Amok Mama: I love Schienenersatzverkehr

Jacinta realizes that she takes some things for granted. There are plenty of nice things about Germany that England doesn't provide – she's just been here so long she sometimes takes them for granted. Or just plain forgets about them.

My boyfriend’s mum is a German lady who’s been living in England since the 1960s or something. When she comes over to see us, she always calls the kettle a Kessel instead of a Wasserkocher.

“You call the Wasserkocher a Kessel because of the English word “kettle”, right?” I asked her once. “Because a kettle is a Kessel – that’s why you call the Wasserkocher a Kessel.”

She looked a tiny bit embarrassed.

“Actually,” she said, “when I moved out to England they hadn’t invented Wasserkochers yet.”

“Oh,” I said. She’s been living there for fucking ages.

So, one of the nice things about coming from London is that you hardly ever get pissed off with the BVG. Thing is, back when I was a kid, they just used to put this big blackboard up in Liverpool Street telling you which lines were down. Then they’d write: “Please use the bus.” Sometimes they wouldn’t even tell you which bus they meant. You had to go and ask the guards or a person working in the newsagent’s which bus you needed and where the bus stop was. It was a nightmare. It just meant you always had to give yourself half-an-hour extra to get anywhere, or else accept the fact that you were gonna be late.

I can remember the first time I was on the U-Bahn and a line was down. I’d not been long in the country, I had a job interview. I was on the U1. I was doing alright for time and that, and then suddenly the U-Bahn stopped.

“What’s happening?” I asked an old guy across from me. I was never able to understand the BVG people in those days. Half the time I don’t understand them properly now, back then I didn’t stand a chance.

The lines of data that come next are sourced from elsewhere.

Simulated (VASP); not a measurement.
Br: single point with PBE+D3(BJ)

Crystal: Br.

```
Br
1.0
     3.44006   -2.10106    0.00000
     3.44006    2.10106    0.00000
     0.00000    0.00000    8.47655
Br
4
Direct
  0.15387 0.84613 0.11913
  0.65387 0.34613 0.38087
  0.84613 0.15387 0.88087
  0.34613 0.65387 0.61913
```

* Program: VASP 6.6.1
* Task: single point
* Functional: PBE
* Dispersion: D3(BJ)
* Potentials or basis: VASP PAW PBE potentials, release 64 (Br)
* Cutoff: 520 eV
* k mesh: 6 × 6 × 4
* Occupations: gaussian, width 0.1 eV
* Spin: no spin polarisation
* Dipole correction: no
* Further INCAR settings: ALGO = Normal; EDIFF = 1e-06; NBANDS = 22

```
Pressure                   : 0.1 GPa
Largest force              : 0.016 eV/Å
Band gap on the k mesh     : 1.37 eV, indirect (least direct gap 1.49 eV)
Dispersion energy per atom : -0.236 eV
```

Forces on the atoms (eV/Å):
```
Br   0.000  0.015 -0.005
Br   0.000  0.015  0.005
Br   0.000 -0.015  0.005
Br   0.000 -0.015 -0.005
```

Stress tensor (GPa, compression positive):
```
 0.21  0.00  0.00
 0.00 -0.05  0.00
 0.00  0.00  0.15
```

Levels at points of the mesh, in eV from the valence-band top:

“The line stops here,” he said. “You have to get a bus.”

Okay, I know this is a bit mad of me, but my eyes filled up with panicky tears.

“Oh, no,” I said. “I’ll have to get a taxi. I’ve got a job interview.”

“No, you don’t need a taxi,” he said. “You can get a bus.”

“I don’t know where the bus stop is,” I said.

“It’ll be easy to find,” he said. “Look, here it is.”

It was as well. Right outside the station.

“How did you know it would be here?” I asked. “Do you normally take the bus? How long will we have to wait?”

“It’s a special bus,” he said.

“A special bus?”

“Because the U-Bahn’s not working.”

“Oh,” I said. “That’s a really good idea.”

The special bus came in, like, one and a half minutes. I told the special bus driver what a good idea I thought his special buses were.

“That’s really nice,” I said. I was siezen him and everything, me and the old boy had been duzen each other – he started it – but I was speaking my best German with the special bus driver and so I Sieed him up a bit, “that you put on this special bus for us, because the U-Bahn’s not working. Because I wouldn’t know where to get a normal bus from. I would’ve had to get a taxi. I’ve got a job interview. I would’ve been late.”

“That’s okay,” he said. “You’ll be fine.”

“We don’t have this in my country,” I told him. “We don’t even have a word for Schienenersatzverkehr.”

I knew I’d been living here for ages when I started taking the Schienenersatzverkehr for granted. My cousin came over and she was, all, like, “Wow, Jacinta, they put a special bus on for you when the train lines are down? That’s so nice of them.” I just gave a nonchalant Berliner shrug and said: “Well, if they didn’t, we’d be totally screwed, wouldn’t we? And we have paid for our tickets, after all. But I knew I’d been really living here for ages. When I didn’t just take the Schienenersatzverkehr for granted, I was just pissed off that the U2 was down. “Schienenersatzverkehr is my least favourite word in the German language,” I told my son.

And then last time I was back in England, I realized I had really been fucking living in Germany for fucking ages. The train taking me to my dad was down and we had to get a replacement bus service.

“We’re going to get on a replacement bus service,” I said in a bright, cheerful voice. “It’s just like in Berlin, when we have to get the Schienenersatzverkehr.”

“Mum,” said my son sternly, as we sat at the front of a double-decker. “You told me there was no English word for Schienenersatzverkehr.”

“Yeah,” I said. “I did, didn’t I?”

“Did you lie, Mama?” He asked me. “You shouldn’t lie.”

“I didn’t lie,” I told him. “I’ve just been living in Germany for a really long time, that’s all. It makes me a bit sad, sometimes.”

You know, sometimes I worry that by the time I move back to England people won’t even queue up for a bus or put milk in their tea anymore. It really worries me. But not enough to make me move back.